There has been a long history of the regularizing of squatting

Dear Editor,

My regard for Mr. Nigel Hinds went up several notches.  I will be candid and admit that it was at a rather low ebb before.  But his resignation was a pleasant surprise and of a man willing to stand by his beliefs over what is wrong.

What happened at Success with the squatters is wrong.  I am against squatting.  It is illegal, it is frowned upon, it is neither condoned nor welcomed.  But, at the same time, I also see poor Guyanese continuing a trend that started way back in the 1990s, with one of the first of such acts being the illegal settling (squatting) upon the property of a former PNC minister.  It took a lot of dogged determination to arrive at the required remedy of removal.  Sometime around the same time, if not before, Sophia started to stir into sparse residential life.  Sure, it was of shacks and the rest now well known, but it was of squatters, who today have proliferated to a sprawling community of approximately 30,000 citizens.  They have been ‘legitimized’ like the ones previously squatting on the northern Lamaha Street (Railway Embankment) periphery.  They, too after much resistance have since been relocated to Parfait Harmonie, where they are managing in a more civilized environment.  I am sure that there were others handled well, but of whom I do not know.

Yet, Success took a turn for the worse.  It was as though both sides wanted to push the other to see who would blink first.  With neither side giving, positions hardening, and the rhetoric flaring, the appalling and disgusting came into being.  The land around the rickety homesteads of the squatters at Success were deliberately flooded to flush them out.  I still find it unbelievable that the government settled upon such a heavy-handed approach.  Whatever its mental and internal rationalizations, there can be no justification for such a course of action.  We are good at lecturing, if not hectoring, other societies about the occasional deplorable manner in which they treat migrants, yet here we are unable and unwilling to deal with our own citizens in a tempered and compassionate way.

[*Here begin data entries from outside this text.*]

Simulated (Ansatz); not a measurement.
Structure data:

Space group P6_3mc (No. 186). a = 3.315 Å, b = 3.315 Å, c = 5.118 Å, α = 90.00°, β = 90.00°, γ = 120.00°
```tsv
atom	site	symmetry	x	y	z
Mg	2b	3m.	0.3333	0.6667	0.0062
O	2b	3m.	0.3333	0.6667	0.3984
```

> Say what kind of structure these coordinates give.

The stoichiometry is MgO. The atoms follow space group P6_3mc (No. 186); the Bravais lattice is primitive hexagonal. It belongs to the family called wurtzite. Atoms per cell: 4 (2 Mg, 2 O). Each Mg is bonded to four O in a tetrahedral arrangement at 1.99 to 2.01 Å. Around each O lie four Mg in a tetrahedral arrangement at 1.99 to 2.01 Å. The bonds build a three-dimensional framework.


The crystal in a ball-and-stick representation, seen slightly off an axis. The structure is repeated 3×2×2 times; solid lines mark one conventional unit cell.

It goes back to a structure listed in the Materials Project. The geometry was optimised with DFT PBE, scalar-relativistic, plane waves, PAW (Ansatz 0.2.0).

I saw the recent picture in the media of the Head of State finally consenting to meet with the squatters, which I laud.  I am at a loss as to why a flashpoint was not recognized and that that same action of reaching out was not attempted first, was not tried before matters deteriorated to the fevered pitch that took ferocious hold.  When we should be acting, our leaders are best at reacting, but only when matters have gone to the brink.

To his credit, Mr. Nigel Hinds stepped up and stood out; I am glad that he had the decency and integrity to do so unequivocally.  I regret and I am ashamed that his fellow political newcomers treasure their government paying gigs so much that they are paralyzed by fear and indecision from taking a stand, from acting out of conscience and conviction.